Add control commands to track jobs in CLI#72
Conversation
Vismayak
commented
Mar 2, 2026
- Updated README.md to include new job control commands for listing, checking status, viewing logs, and canceling jobs.
- Enhanced CLI functionality to track jobs in a local registry, integrating with Slurm for real-time job state updates.
- Introduced job name generation for SLURM jobs to improve identification and tracking.
- Updated batch script creation to use dynamic job names based on model identifiers.
- Updated README.md to include new job control commands for listing, checking status, viewing logs, and canceling jobs. - Enhanced CLI functionality to track jobs in a local registry, integrating with Slurm for real-time job state updates. - Introduced job name generation for SLURM jobs to improve identification and tracking. - Updated batch script creation to use dynamic job names based on model identifiers.
|
Having trouble running more extensive tests because of large queue in CampusCluster but initial tests are promising. I think too much data is shown in LLMFlux status, will need to remove some of the unnecessary data. We also have the job status |
|
Note - Now that we are able to get a more accurate elapsed time using SLURM job details, we should remove the inefficient Will create a seperate issue for this. We could possibly run the benchmark task as a background process that polls the status of the job and creates benchmark file with the accurate elapsed time when job is completed |
- Updated CLI to use new job detail retrieval methods, replacing deprecated functions for active and historical jobs. - Enhanced job state extraction logic to accommodate different Slurm JSON schemas. - Added helper functions for formatting timestamps and job time limits. - Improved test coverage for job commands and state extraction. - Updated documentation strings for clarity and consistency.

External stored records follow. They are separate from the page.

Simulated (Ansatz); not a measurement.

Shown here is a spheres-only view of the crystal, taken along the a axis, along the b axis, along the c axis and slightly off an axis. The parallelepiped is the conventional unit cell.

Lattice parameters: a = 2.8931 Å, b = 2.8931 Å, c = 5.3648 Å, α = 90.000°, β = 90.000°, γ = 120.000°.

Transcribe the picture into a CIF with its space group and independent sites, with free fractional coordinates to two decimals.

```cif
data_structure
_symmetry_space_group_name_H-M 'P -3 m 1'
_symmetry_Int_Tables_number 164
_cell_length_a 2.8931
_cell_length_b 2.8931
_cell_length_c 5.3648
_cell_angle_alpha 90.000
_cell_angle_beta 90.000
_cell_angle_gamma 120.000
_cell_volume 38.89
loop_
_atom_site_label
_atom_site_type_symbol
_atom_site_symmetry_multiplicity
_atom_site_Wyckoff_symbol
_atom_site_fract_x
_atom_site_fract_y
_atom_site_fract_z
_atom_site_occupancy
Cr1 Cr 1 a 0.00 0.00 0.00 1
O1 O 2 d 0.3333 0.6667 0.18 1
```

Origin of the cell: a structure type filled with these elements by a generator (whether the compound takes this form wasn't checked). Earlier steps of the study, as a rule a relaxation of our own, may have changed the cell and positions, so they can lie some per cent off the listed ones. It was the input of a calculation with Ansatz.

- Changed the CLI to use job details from the `jobs` dictionary instead of `slurm_data`. - Modified `get_active_job_details` to utilize `sacct` for fetching job states, improving accuracy for running and pending jobs. - Simplified the `get_job_details` function to directly query accounting history, removing the fallback to the queue. - Enhanced unit tests for job details retrieval, ensuring only relevant job IDs are returned.
|
Interesting idea. How do I use this? example command? |
|
Hi @joshfactorial, you can run it with the following instructions in the README 😄 |
Ralhazmy1
left a comment
There was a problem hiding this comment.
Tested jobs commands worked as expected
|
Everything worked for me! |